Travel and Adventure

The art of island driving

The roads on Tortola are not for the fainthearted, in fact when you first arrive on the island they are absolutely terrifying! It’s pretty difficult to get lost on the island as there are really only two roads to go on to get from one side to the other. The ridge road runs along the top of the island giving spectacular views of Road Town, the lush green mountains, powdery white beaches and the neighbouring islands. The bottom road runs alongside the coast where you get to hear the waves crashing, feel a cool sea breeze and watch the boats sailing in the distance.

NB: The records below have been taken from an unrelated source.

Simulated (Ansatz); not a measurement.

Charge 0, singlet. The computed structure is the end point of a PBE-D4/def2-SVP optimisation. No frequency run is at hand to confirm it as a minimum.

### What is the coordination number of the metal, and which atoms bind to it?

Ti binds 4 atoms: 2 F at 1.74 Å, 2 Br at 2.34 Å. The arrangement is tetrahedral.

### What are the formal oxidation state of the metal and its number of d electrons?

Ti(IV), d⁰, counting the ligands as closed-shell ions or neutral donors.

Driving on the island is not particularly a pleasant experience, in fact it’s pretty hair raising every time you get behind the wheel. Here are a few pointers for anybody new to island driving : –

  • Firstly, they drive on the left hand side of the road and the majority of the cars are left hand drive.
  • Everybody drives like a wannabe Formula One driver. They race along the roads at great speed, overtake around blind corners and drive so close up your backside they may as well be in the boot of your car. Driving is the only thing the natives do quickly on the island.
  • Indicators are never used, which makes junctions and roundabouts a great guessing game.
  • Hitchhiking is the norm here. A lot of people don’t own their own cars and there is no public transport. Hitchhiking is a daily commute for a lot of people getting to work and school.
  • Horns are used on a frequent basis, normally to give way, say hi to friends, to thank someone, to say how bad somebody’s driving is and to attempt to pick up the ladies.
  • Parking is a free for all. You don’t need to park in bays, just abandon your car anywhere on the side of the road. You can even park right behind someone who is in a bay and block them while you go shopping for half the day!
  • Potholes are everywhere, most people swerve to avoid them and almost crash into  oncoming traffic as they are doing so.
  • Drivers stop literally anywhere and at any point. They don’t give you any indication they are slowing down or stopping to drop a friend off, again another great guessing game!
  • Most speed bumps are no longer marked causing you to fly off into the air at speed.
  • The majority of island cars are not roadworthy. They drive around with no bumpers, smashed windscreens, no mirrors, broken lights. As long as it has an engine and four wheels, it’s good to go.
  • It’s illegal to drive drunk, but not illegal to drink whilst driving.
  • Take care to avoid the dogs, chickens, lizards, goats, sheep and cows all roaming around the roads.
  • Make sure you have a car with enough power to get up those steep hills and hairpin turns. They are terrifying and almost make your palms sweat.

Unfortunately living and driving on the island definitely takes its toll on your car. New brakes are needed almost every month, steering fluid is required on a regular basis due to the amount of switchbacks on the roads and your paintwork takes a beating due to the sun and salty sea air. We are already on our second car in 3 years. Sadly our beloved Jimny is no more, however our Jeep wrangler has the best 4×4 and eats up the hills.

Driving here takes a while to get used to, but once you’ve memorized where all the potholes are, have reflexes like a cat to avoid collisions and mastered the art of driving at a 90 degree angle, you’ll be proud of your new skill set.